Softbank appears to have fallen foul of the crackdown on tech companies and tech entrepreneurs launched earlier this year by the Chinese government.
Particularly damaging in this regard was Didi, the Chinese ride-hailing app, which plunged in value just days after its flotation on the New York Stock Exchange after Beijing ordered it to stop registering new drivers and users for its app. Softbank now values its holding in Didi, bought for $12bn, at just $7.5bn.
Another write-down was in the value of Alibaba, the Chinese e-commerce titan, whose valuation fell by around a third. The company has been under pressure since, shortly after announcing plans to float its online finance arm Ant Group, it was singled out by regulators.
The IPO was scuppered in November last year and Alibaba’s previously high-profile founder, Jack Ma, disappeared for three months. Alibaba’s share price rallied when Mr Ma resurfaced in January this year, but shares of Alibaba have since fallen sharply.

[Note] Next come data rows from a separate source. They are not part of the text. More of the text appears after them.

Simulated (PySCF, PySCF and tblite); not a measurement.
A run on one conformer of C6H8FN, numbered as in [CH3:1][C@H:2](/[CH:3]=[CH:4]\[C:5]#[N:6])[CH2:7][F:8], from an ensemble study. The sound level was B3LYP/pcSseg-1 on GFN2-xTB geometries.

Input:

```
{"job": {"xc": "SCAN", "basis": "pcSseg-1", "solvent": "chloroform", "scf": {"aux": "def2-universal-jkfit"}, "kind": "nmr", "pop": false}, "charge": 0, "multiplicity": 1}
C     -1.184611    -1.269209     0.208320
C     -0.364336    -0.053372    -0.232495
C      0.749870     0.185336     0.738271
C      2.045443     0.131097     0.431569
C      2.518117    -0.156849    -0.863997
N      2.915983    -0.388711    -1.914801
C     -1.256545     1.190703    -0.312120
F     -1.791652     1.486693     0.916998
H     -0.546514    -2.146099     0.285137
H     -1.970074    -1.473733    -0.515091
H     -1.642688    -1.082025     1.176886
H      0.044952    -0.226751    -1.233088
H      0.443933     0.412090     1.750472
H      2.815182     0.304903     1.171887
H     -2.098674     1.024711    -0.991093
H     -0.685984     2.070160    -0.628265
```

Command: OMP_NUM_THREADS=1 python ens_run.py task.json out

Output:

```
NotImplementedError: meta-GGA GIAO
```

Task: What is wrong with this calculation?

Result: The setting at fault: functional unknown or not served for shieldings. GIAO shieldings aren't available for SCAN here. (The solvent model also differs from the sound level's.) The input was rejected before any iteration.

Not all the write-downs were Chinese. The Vision Fund was also scalded by its shareholding in Coupang, a South Korean online retailer, which it now values at $6.7bn less.
Mr Son admitted today that Softbank was, in his words, “in the middle of a blizzard”. But he is not giving up on China.
He told a news conference in Tokyo: “I’m extremely worried about the situation in China, but we continue to see new AI-related companies emerge. We will continue to invest.”
Insisting he was not worried about the situation, he said that the Vision Fund’s exposure to China was “manageable”.
Nonetheless, Mr Son is taking action to try and address the situation. Shares of Softbank are now trading at a 50% discount to their net asset value, crudely speaking, a measure of what shareholders would receive were the company to be broken up and all of its assets sold.
So he is proposing to spend ¥1 trillion (£6.51bn) on buying back up to 15% of the company’s shares over the next year – something grumpy shareholders have been calling for.
He has also slowed down the pace at which the company is investing in the tech sector, telling investors in August the company was in “wait and see mode”.
In the meantime, the Vision Fund has also had some winners, as well as losers.
Among the former are DoorDash, the online food-ordering service, which came to market in December last year and which proved a conspicuous success during lockdown. Others include Delhivery, an Indian logistics firm and Ola, an Indian ride-hailing app, both of which are expected to go public in the near future, crystallising big gains for Softbank. The former is expected to attract a valuation of $5.5bn and the latter one of around $2bn.
Mr Son, who has previously compared Softbank to a goose that lays golden eggs, said today: “While some of the eggs our goose has laid just died, the other golden eggs are shining in splendour.”
Investors have long since got used to Mr Son taking big bets. In the past, these have sometimes paid off.
Mr Son is clearly confident that they can do again in future.
But much may depend on the attitude of the Chinese government for that to happen.